Doing the same thing over and over.

Attributed to Einstein (and various others) expecting different results is the very definition of insanity.

We’ve seen over the course of the last 15 years how that’s worked out in Afghanistan and Iraq, what makes anyone imagine Libya will be any different?

The U.S. Intervention in Libya Was Such a Smashing Success That a Sequel Is Coming
by Glenn Greenwald, The Intercept
Jan. 27 2016, 6:50 a.m.

The immediate aftermath of the NATO bombing of Libya was a time of high gloating. Just as Iraq War advocates pointed to the capture and killing of Saddam Hussein as proof that their war was a success, Libya war advocates pointed to the capture and brutal killing of Muammar el-Qaddafi as proof of their vindication. War advocates such as Anne-Marie Slaughter and Nicholas Kristof were writing columns celebrating their prescience and mocking war opponents as discredited, and the New York Times published a front-page article declaring: “U.S. Tactics in Libya May be a Model for Other Efforts.” It was widely expected that Hillary Clinton, one of the leading advocates for and architects of the bombing campaign, would be regarded as a Foreign Policy Visionary for the grand Libya success: “We came, we saw, he died,” Clinton sociopathically boasted about the mob rape and murder of Qaddafi while guffawing on 60 Minutes.
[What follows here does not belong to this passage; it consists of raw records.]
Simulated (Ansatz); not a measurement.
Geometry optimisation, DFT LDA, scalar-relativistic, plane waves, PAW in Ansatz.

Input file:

Since then, Libya — so predictably — has all but completely collapsed, spending years now drowning in instability, anarchy, fractured militia rule, sectarian conflict, and violent extremism. The execution of Saddam Hussein was no vindication of that war nor a sign of improved lives for Iraqis, and the same was true for the mob killing of Qaddafi. As I wrote the day after Qaddafi fled Tripoli and Democratic Party loyalists were prancing around in war victory dances: “I’m genuinely astounded at the pervasive willingness to view what has happened in Libya as some sort of grand triumph even though virtually none of the information needed to make that assessment is known yet, including: how many civilians have died, how much more bloodshed will there be, what will be needed to stabilize that country, and, most of all, what type of regime will replace Qaddafi? … When foreign powers use military force to help remove a tyrannical regime that has ruled for decades, all sorts of chaos, violence, instability, and suffering — along with a slew of unpredictable outcomes — are inevitable.”

But the much bigger question was when (not if, but when) the instability and extremism that predictably followed the NATO bombing would be used to justify a new U.S.-led war — also exactly as happened in Iraq.

Just as there was no al Qaeda or ISIS to attack in Iraq until the U.S. bombed its government, there was no ISIS in Libya until NATO bombed it. Now the U.S. is about to seize on the effects of its own bombing campaign in Libya to justify an entirely new bombing campaign in that same country. The New York Times editorial page, which supported the original bombing of Libya, yesterday labeled plans for the new bombing campaign “deeply troubling,” explaining: “A new military intervention in Libya would represent a significant progression of a war that could easily spread to other countries on the continent.” In particular, “this significant escalation is being planned without a meaningful debate in Congress about the merits and risks of a military campaign that is expected to include airstrikes and raids by elite American troops” (the original Libya bombing not only took place without Congressional approval, but was ordered by Obama after Congress rejected such authorization).

This was supposed to be the supreme model of Humanitarian Intervention. It achieved vanishingly few humanitarian benefits, while causing massive humanitarian suffering, because — as usual — the people who executed the “humanitarian” war (and most who cheer-led for it) were interested only when the glories of bombing and killing were flourishing but cared little for actual humanitarianism (as evidenced by their almost complete indifference to the aftermath of their bombing). As it turns out, one of the few benefits of the NATO bombing of Libya will redound to the permanent winners in the private-public axis that constitutes the machine of Endless Militarism: It provided a pretext for another new war.